Captain’s Log, Stardate 3800.1
We have received orders from Admiral Turner at Starfleet Command, Priority One. A massive Klingon incursion into Federation space, led by General Gorrel, threatens Federation headquarters. We are breaking off our survey mission in quadrant Procyon IV to counter this invasion.

Captain’s Log, Stardate 3804.6
We have been fortunate that the Klingon incursion thus far has been within close range of our original position in quadrant Procyon IV. Within four days of the commencement of hostilities we have intercepted and destroyed six of the Klingon raiders, and we are about to engage a seventh in quadrant Betelgeuse I. Enterprise is at high alert, and I remain impressed at my crew’s ability to weather this tense situation. If we survive this, it is entirely due to their skill and professionalism, and every last member of my crew will deserve Starfleet’s highest honors.

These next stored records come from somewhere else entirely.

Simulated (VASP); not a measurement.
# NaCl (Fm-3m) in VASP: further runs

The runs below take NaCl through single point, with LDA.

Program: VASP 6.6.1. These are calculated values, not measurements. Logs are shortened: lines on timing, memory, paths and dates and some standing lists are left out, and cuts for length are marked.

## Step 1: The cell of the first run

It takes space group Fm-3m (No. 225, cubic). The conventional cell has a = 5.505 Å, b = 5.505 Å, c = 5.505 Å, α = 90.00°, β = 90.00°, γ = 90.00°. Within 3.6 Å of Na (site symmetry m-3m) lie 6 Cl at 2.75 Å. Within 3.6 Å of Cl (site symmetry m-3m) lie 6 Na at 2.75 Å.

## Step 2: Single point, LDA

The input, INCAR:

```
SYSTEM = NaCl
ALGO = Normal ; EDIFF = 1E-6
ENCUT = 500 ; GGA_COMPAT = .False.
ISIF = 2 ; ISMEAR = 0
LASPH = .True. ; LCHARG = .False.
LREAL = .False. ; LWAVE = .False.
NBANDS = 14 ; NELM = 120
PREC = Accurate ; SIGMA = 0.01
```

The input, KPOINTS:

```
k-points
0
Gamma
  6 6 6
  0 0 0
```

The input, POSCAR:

Captain’s Log, Stardate 3817.2
The urgency of the situation has taken a toll on both the crew and the ship; morale suffered, supplies dwindled, energy reserves had fallen, torpedo stores were spent. The starbase in quadrant Antares II was fortunate in every regard, providing both a respite for my crew and supplies for my ship in the final leg of our desperate mission to stop the Klingons. May fortune ever be in our favor, for long range sensors indicate a Klingon flotilla of 3 ships in quadrant Vega II.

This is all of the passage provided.